Gord Steeves set his sights on front-runner Judy Wasylycia-Leis for the third consecutive day, challenging her Thursday to explain how she'd pay for financing costs to complete the Southwest Transit Corridor.
The challenge caused Wasylycia-Leis to stumble through a later news conference, when she confirmed she'd raise property taxes two to three per cent annually to pay for existing services but made no provision for the $20 million annually city hall will need beginning in 2020.
Steeves returned to an empty field west of Pembina Highway, part of the transit-corridor route, for the site of his Thursday news conference, where he predicted Wasylycia-Leis will have to raise property taxes by an additional five per cent annually to raise the $20 million city hall will need for the corridor project.
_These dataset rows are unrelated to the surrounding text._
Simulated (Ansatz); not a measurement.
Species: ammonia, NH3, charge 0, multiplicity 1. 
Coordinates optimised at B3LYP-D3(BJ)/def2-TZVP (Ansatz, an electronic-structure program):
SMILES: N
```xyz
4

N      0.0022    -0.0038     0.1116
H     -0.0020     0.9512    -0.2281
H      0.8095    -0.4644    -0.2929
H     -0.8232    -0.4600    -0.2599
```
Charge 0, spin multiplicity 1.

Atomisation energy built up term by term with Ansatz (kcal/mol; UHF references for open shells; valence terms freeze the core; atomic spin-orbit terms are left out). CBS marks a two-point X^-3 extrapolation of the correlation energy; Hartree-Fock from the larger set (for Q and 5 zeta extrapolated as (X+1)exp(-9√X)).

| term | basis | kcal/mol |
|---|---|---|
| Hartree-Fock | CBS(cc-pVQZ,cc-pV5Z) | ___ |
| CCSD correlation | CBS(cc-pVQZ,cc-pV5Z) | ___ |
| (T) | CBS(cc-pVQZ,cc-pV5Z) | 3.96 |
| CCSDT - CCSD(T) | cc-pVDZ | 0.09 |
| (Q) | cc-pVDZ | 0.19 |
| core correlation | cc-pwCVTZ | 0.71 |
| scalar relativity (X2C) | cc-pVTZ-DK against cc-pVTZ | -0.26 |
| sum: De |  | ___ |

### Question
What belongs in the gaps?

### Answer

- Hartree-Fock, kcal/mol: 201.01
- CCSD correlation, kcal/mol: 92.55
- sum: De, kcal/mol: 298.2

"I do not believe Judy has contemplated the full and far-reaching impact of the cost of the second phase of bus rapid transit," Steeves said.
At the city hall courtyard, Wasylycia-Leis began her news conference detailing how she would allocate a three per cent annual property tax increase, which is a duplication of the plan city council adopted a year ago: one-third for core services and two-thirds for local and regional roads.
The former New Democrat MP and MLA was heavily criticized in her 2010 bid to unseat Sam Katz for failing to detail the financial costs of her promises and she appears to be following that route on the transit issue.
"You've got my reasonable commitment to complete the southwest transitway," Wasylycia-Leis said. "I know it's going to take some money...
"The bottom line is we have to finish it and we will find the resources without going to the public again for another (property tax) increase."
Finding the $20 million will be one of the priorities for the next council.
The civic administration has suggested the obvious options to find the $20 million annually: trim department budgets; raise taxes; increase transit fares; or a combination of all three.
Wasylycia-Leis said she was contrasting her platform for a modest, stable tax increase to finance the necessary civic work and criticized Steeves for promising to freeze taxes and sell city property to finance infrastructure projects.
Wasylycia-Leis also criticized Brian Bowman for claiming he can find $10 million within the existing city budget through department cuts, but when pressed by reporters, she twice said she would resort to the same "efficiencies" to find the $20 million for the transit project.
"We're going to find a way to do it, we're going to find a way to take on the infrastructure deficit," Wasylycia-Leis said. "If it's not enough, we're going to have to look for efficiencies in city hall."
Wasylycia-Leis said if forced to find funds through efficiencies, she committed to not cut front-line services.
Earlier, Steeves restated his pledge to kill the second leg of the corridor route because it won't improve service and he doesn't believe it will spark the kind of dense development associated with the original route close to Pembina Highway.
Though asked repeatedly, Steeves would not offer his vision for the next leg of rapid transit -- where it should run, how to pay for it, or when it could be completed. He also declined to offer a general statement in support of the notion of a high-speed line to the University of Manitoba.